The chance to relax, hunker down and enjoy some family time is one of the best things about the winter holidays.
Chilly days at home are the perfect opportunity to get stuck into some fun, creative crafts. And what better idea, given the family focus at this time of year, than creating some personalised family keepsakes and mementos?
We’ve got a range of ideas that are fun and packed with inspiring sensory experiences that will spark rich conversations with your little one. They’re also flexible, so you can involve any friends and family who drop by during the holidays!

1. Compile a family recipe book
Food, and the experience of cooking and eating meals together is a great bonding experience – even more so when it involves family recipes.
From introducing your little one to new foods, to talking about relatives and your shared heritage and culture, creating your own family recipe book can support your child’s language skills in lots of ways.
Dust down those handwritten recipes you inherited or do a shout-out in your family chat for suggestions. Give them pride of place in a special notebook or create a personalised folder.
Your child can get involved by drawing faces of the loved ones who have suggested recipes, or sketch some of the ingredients.
Chat through any interesting stories attached to each dish, saying things like, ‘This is daddy’s favourite meal’.
And set aside some time to try out the recipes – younger children love getting involved in supermarket shopping or finding ingredients at home, and the multisensory experience of being your little helper in the kitchen.

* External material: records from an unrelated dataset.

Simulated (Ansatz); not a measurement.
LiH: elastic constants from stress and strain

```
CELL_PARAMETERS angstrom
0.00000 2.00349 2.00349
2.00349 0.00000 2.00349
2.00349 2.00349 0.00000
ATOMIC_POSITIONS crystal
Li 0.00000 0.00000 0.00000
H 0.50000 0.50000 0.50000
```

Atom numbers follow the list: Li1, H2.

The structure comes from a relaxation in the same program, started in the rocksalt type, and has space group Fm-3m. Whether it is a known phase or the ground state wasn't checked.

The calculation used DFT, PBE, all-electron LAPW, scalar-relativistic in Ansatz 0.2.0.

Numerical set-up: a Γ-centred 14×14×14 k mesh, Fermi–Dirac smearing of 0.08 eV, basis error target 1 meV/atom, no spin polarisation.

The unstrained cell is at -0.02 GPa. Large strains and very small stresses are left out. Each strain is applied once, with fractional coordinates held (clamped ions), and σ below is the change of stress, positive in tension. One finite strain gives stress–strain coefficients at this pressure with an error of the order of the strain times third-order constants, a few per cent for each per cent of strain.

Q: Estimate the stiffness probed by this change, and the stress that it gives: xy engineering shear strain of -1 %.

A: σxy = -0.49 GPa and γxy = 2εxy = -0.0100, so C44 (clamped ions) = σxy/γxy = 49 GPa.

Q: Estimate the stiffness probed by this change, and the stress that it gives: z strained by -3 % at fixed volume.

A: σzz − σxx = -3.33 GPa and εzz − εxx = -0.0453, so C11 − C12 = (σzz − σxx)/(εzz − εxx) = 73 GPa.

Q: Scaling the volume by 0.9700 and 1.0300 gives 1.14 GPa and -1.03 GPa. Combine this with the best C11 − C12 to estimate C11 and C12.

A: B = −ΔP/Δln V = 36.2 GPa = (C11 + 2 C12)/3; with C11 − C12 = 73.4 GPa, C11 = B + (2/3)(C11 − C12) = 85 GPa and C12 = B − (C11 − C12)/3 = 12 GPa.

2. Make a family memory jar or box
Starting conversations about the people, places and events that are important to you and creating a memory jar or box is a brilliant way to practise talking about the past.
To get your collection underway, gather some things you’d like to include and talk to your little one about the memories they evoke.
Mix up the type and textures of your objects – and make them personal to your family.
It could be shells from an unforgettable beach trip, scraps of fabric from favourite old clothes, a handwritten joke, old jewellery or concert tickets. Anything at all that has some meaning to your family.
Ask your child about a person, place or event they’d like to celebrate and what might best represent it. You could go on treasure hunt around the house, enjoy a craft play session, make something new by hand, or pluck a photo from a family album.
Regularly remove objects from the jar and talk through each one and ask friends and family members to contribute to your collection too!
3. Create a family blanket or tablecloth
If you’re a confident crafter, try a patchwork blanket where each square creates a different topic of conversation with your little one, taking you back to a certain time or place.
You could repurpose some fabric from a treasured item of clothing, or find safe ways to get a preschooler involved in simple crochet, chunky knitting or sticking on pom poms and decorations to help develop their fine motor skills.
Ask family members to contribute their own squares too.
There are options if you're a crafting novice. Maybe customise a blanket with iron-on patches or badges that mean something to your family, or attach ribbons. Your little one can help you decide what to add and support with simple tasks.
Or you could create a family tablecloth or table runner for special mealtimes! Grab some child-friendly fabric paints and decorate the cloth with your handprints – you could add to them every year to show your little ones how much they’ve grown.

4. Celebrate your family tree
Making a family tree is a fantastic way to help your little one learn more about who they are and feel connected to relatives, including those they don’t see often or have passed away.
Sketch out a tree trunk and branches on large piece of paper, and together with your little one, use paints or stick on coloured paper to create texture and bring the bark to life.
Cut out leaf-shaped cards and add family members one by one. You could include a photo, or you and your child child can try drawing them. As you position each leaf, tell them about that person and talk about how you’re connected.
There are lots of ways to adapt this project to your own family. If you have a smaller family you could include friends and other important people in your tree.
Or if you’d like to focus on your immediate family, how about creating a framed peg doll family portrait? Decorate wooden clothing pegs to resemble each member of the family - pets too - and find a special spot for them. If you celebrate Christmas, they could live in the tree!

5. Make some personalised decorations
Do you have family decorations that have been around for years and bring back loads of memories as soon as they’re unwrapped?
Creating personalised decorations to add to the ones you’ve inherited is a great hands-on family activity.
Whether you celebrate Christmas, or want to mark another festival or holiday, or even notable dates like anniversaries, it’s a great way to look back at fun times together.
There are plenty of crafting options. Simple salt dough – made with flour, salt and warm water – is safe for little ones and perfect for little finger, hand or footprints. Or use your child's favourite toys or objects and potato stamps to leave interesting imprints in the dough.
You could help them cut and decorate fabric shapes with child-friendly paints and string together into a colourful garland. Or they could paint onto circles of craft wood and recreate their favourite memories of the year, perhaps a holiday, or a day with their best friend at nursery!